Industries face four different crises

The regular import of raw materials is essential to continue industrial production. Business persons normally pay import costs at banks two to six months after import of the raw materials as per condition of their letters of credit (LC).

They are now paying import bills against the LCs that were opened when the dollar exchange rate was at Tk 86. In May, they repaid the credit after buying the greenback at Tk 94 to 95. But they are now counting Tk 109 per dollar to repay the bank loans, which eventually is skyrocketing their import costs.

The industrial sector encountered yet another crisis in July – load shedding. Adding to the woes, another crisis came to the fore – low pressure of gas. These two crises jointly decreased production around 10 to 50 per cent in the industrial sector.

Uncertainty in opening LCs due to instability in the dollar market is the latest addition to the woes as it slowed down import of raw materials considerably.

All these four crises hit production in all factories, including steel, cement, ceramics, glass, and other heavy export-oriented industries.

Meanwhile, the readymade garment factories that bring in the highest export revenue, are receiving fewer purchase orders for the next autumn and summer season. The buyers are even asking the manufacturers to delay the shipment of the ongoing purchase orders.

The country’s industrial sector never faced such an overwhelming number of crises before.

The President of the Federation of Bangladesh Chamber of Commerce and Industry (FBCCI) Jashim Uddin said industrial production has declined as fuel costs increased globally. higher production means higher costs.

“We requested the government to give priority to the industries while rationing power, but this did not happen,” he said, adding that load shedding is taking place in both homes and factories in a similar fashion.
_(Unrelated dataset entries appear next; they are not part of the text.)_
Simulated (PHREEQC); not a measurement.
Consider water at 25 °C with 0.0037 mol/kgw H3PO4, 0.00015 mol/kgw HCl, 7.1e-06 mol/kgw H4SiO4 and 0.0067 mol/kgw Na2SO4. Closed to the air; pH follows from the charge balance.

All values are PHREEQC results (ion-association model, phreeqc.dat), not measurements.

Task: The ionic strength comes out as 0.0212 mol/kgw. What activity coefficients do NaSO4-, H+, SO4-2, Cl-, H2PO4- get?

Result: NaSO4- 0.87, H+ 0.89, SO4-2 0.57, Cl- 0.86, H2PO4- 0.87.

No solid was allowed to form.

The FBCCI boss further said, “We feel that this needs a little amendment. And gas pressure is quite low, affecting the gas-fired industries. Proper gas supply needs to be ensured. Load shedding and low gas pressure – these two issues should not coincide.”

Costs rise in steel 

All four crises more or less exist in the steel industries. Leading steelmaker BSRM witnessed a 30 per cent fall in its billet production from scrap iron and a 10 per cent fall in rod production due to the crisis of gas and power.

Due to low-pressure of gas, the company is increasingly using furnace oil which has hiked production costs significantly, said BSRM Group deputy managing director Tapan Sen Gupta.

Mostafa Hakim Group has two automatic rod factories in Sitakunda and Karnaphuli upazilas of Chattagram, with a production capacity of 1,600 tons per day.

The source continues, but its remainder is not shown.